Scaled applied forces for an elastic rod

[onie mti]

am having difficulty in understanding this problem and frankly I don't know how to approach it, please assist on how to solve itThey say that an elastic rod is modeled as the half time[0,infinity). initially it is at rest. at the end point x=o, a force f(t) is applied then they give me the scaled system for the motion

u_t(x,t)+ F_x(x,t)=0
F_x(x,t)+u_x(x,t)=0
F(0,t)=f(t);
x>0 t>0

the question is: to solve the problem if the scaled applied force is of the form f(t)=sint

 

[chisigma]

am having difficulty in understanding this problem and frankly I don't know how to approach it, please assist on how to solve itThey say that an elastic rod is modeled as the half time[0,infinity). initially it is at rest. at the end point x=o, a force f(t) is applied then they give me the scaled system for the motion

u_t(x,t)+ F_x(x,t)=0
F_x(x,t)+u_x(x,t)=0
F(0,t)=f(t);
x>0 t>0

the question is: to solve the problem if the scaled applied force is of the form f(t)=sint

Is pratically the same problem You met in...
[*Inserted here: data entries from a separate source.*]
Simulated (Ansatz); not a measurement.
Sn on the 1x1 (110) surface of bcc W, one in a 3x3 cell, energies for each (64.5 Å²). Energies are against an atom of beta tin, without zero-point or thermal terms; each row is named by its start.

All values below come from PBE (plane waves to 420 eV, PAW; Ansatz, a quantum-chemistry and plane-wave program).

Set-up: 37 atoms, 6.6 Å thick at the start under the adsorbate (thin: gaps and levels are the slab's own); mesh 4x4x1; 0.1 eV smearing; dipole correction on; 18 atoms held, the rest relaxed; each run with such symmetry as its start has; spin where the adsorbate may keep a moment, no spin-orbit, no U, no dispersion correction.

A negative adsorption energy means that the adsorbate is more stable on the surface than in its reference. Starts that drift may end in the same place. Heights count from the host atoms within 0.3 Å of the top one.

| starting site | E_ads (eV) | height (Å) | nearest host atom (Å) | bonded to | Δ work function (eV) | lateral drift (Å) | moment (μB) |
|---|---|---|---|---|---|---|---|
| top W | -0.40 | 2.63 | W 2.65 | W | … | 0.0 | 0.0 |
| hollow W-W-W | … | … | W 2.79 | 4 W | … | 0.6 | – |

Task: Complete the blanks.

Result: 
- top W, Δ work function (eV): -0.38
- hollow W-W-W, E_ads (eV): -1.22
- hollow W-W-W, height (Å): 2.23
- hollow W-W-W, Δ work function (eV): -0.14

http://mathhelpboards.com/differential-equations-17/scaled-transport-equation-10626.html

Because $\displaystyle u_{x} + F_{x} = u_{t} + F_{x} = 0$ is also...

$\displaystyle u_{x} - u_{t} = 0\ (1)$

... and the solution of (1) is...

$\displaystyle u(x,t) = f(x + t)\ (2)$

... where $f(*,*) \in C^{1}$. Taking into account the boundary conditions is...

$\displaystyle u(x,t) = \cos (x + t)\ (3)$

Kind regards

$\chi$ $\sigma$